Autumn
The two weeping figs my Mother and I purchased together back in 2019 are (in my case, miraculously) still alive. Hers is thriving, and resembles the tree I had hoped mine would grow into. I remember looking through my Plant Society book for something that was tree-like, that could actually survive indoors. It turns out, unsurprisingly, that the book was right, and in my Mother’s case, the weeping fig can grow to be quite a large, happy, indoor tree. I’ve somehow managed to lose that book amongst my things, but my weeping fig is still alive.

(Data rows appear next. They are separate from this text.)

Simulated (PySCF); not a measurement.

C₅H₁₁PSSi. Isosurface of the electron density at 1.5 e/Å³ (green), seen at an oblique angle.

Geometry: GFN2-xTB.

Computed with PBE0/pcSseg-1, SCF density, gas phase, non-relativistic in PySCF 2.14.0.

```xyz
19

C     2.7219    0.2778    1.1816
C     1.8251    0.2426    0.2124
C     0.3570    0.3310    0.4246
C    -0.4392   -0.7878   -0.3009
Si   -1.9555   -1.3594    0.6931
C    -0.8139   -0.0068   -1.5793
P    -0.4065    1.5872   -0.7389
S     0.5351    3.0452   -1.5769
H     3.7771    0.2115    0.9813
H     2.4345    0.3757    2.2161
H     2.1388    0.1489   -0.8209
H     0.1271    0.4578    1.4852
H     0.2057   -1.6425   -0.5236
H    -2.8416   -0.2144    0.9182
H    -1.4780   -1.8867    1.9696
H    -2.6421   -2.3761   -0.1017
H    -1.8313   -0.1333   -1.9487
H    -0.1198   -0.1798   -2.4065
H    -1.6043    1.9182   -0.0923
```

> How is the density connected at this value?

This past weekend I gave my fig to my Mother because she offered to repot it and take care of it for a while; to nurse it back to health. The sole reason ours had taken such dramatically different appearances, I believe, is because hers has been repotted over the years, whereas mine stayed more or less in the similar pot size I kept it in back in 2019. Coupled with the fact that during last year on weekends spent sleeping in, nursing a hangover, my cat Tinsel would chew on its leaves in an attempt to wake me up. It worked every time, annoyingly. While walking into Coles together, my Mother asked what my weeping figs name was — this is something I don’t tend to do with my plants — so I had assigned the task to her. She christened it Autumn, because of how sparse its leaves were in comparison to her own weeping fig, lovingly named Benjamin. We laughed at this as we walked through the security gates. But it made me think.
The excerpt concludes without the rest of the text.